Ed Easley Exonerated

The Northern California Innocence project has finally emerged successful from a legal battle to correct a twenty-four-year mistake. NCIP is an organization that works to reverse convictions for people who have been falsely accused, and exonerate innocent citizens from incarceration. Their most recent case took place in 1993 Shasta County where now exoneree, Ed Easley was convicted of molesting a seven-year-old girl. Although, Easley, unlike so many others, was innocent—but with bad evidence and three separate testimonies from respected doctors against him—he was found guilty. Flash forward to 2005 and the victim, now grown, reveals that at the time of the trial she was forced to testify against Easley rather than expose the real perpetrator, a cousin of hers.

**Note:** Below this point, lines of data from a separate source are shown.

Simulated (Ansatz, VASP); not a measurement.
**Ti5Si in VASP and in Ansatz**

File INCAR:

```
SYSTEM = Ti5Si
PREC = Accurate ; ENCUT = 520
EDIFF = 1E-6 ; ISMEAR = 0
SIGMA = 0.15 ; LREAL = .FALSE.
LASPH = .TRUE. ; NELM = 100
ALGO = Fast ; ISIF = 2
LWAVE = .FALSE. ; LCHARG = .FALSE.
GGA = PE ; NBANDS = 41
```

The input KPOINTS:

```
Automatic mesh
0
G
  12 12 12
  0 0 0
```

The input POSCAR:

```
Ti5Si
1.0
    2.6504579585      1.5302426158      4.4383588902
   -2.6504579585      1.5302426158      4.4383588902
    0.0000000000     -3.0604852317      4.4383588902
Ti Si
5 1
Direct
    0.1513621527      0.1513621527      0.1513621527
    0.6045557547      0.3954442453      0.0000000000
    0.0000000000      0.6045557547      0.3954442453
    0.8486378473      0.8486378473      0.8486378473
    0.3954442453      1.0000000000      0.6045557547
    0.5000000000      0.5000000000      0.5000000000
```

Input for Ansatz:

There is a significant gap of twelve years in between the victim’s revelation and Easley’s eventual exoneration. This over a decade void is due to the complicated legality of Easley’s case. Easley was in prison for eight years and on parole for five years after that. After the victim’s confession, Easley was already free from custody, so he could not technically be “exonerated” Easley had been unemployed and moving from place to place because of the awful blemish on his reputation that his conviction caused. Having to register as a sex offender took a huge toll on the electrician’s business. Families with children refused to hire him and the general public was now wary of Easley. As finding jobs became increasingly difficult, the urgency of concocting a way to clear Easley’s name grew. Unfortunately, because he was not in custody or on probation or parole, the laws at the time did not permit Easley to be officially “exonerated” and deemed innocent. Easley’s only option in the eyes of the court was to request the governor to grant him clemency. Clemency only weakens the strength of Easley’s charges instead of pronouncing him not guilty.

Nonetheless, lawyers at NCIP were persistent. After attempting a hearing on the grounds of “the writ of habeas corpus” and facing denial, Easley appealed again and this time was granted a second hearing. During the previous hearing, Easley was not granted a reversal due to the impossible standard of the current law and how it applied to his case. The law overlooked that even though Easley was not under physical lock and key, he would forever be a scapegoat for a crime he did not commit. Despite the victim’s confession, the law maintained that evidence for Easley’s case needed to “point unerringly to innocence.

Ed Easley, center, pictured with the lawyers Paige Kaneb (left) and Linda
Starr (right) from Santa Clara University School of Law’s Northern
California Innocence Project (NCIP), who helped him clear his name.
(Courtesy Santa Clara University School of Law’s Northern California
Innocence Project)

In 2009, Easley’s plead to his case for the second time during a five-day hearing. By this time, the actual perpetrator had come forward and confessed to the crime in question. Both he and the victim testified on Easley’s behalf but it was still not enough to clear his name. Amid the official decision, Judge Jack Halpin noted that if the standard for exoneration were “whether or not a reasonable jury would have convicted Easley, based on all the evidence including the recantation, this court, by a preponderance of the evidence, finds there would not have been a conviction.” Unfortunately, this was not the standard, at least not at the time.

During the next few years Easley would appeal twice more and each time face a refusal.
Finally, what looked like a bleak and barren future was given hope with some help from the capital. Two laws with direct influence on Easley’s case were passed. These laws would open up new territory for Easley and eventually lead to his exoneration. The first law is AB 813. The new law grants people who are not currently in custody the right to prove their innocence. This was Easley’s main issue. The second law was SB 1134. This law topples the previous unattainable standard for evidence. With these two new laws along with two of the doctors from his original trial testifying on his behalf and the confessions of both the victim and the perpetrators under his belt, it seemed inconceivable that anything could possibly stand in Easley’s way on his sixth trip to court. And inconceivable it was. With the assistance of NCIP legal director Linda Starr, and co-counsel Paige Kaneb, Easley was finally relieved of his twenty-four-year burden and proven to be an innocent man.

Injustice occurs everywhere, whether it be on a larger scale, like Easleys case, or on a smaller scale, like someone stealing yout parking spot. It is imperative that justice is served to those who deserve it.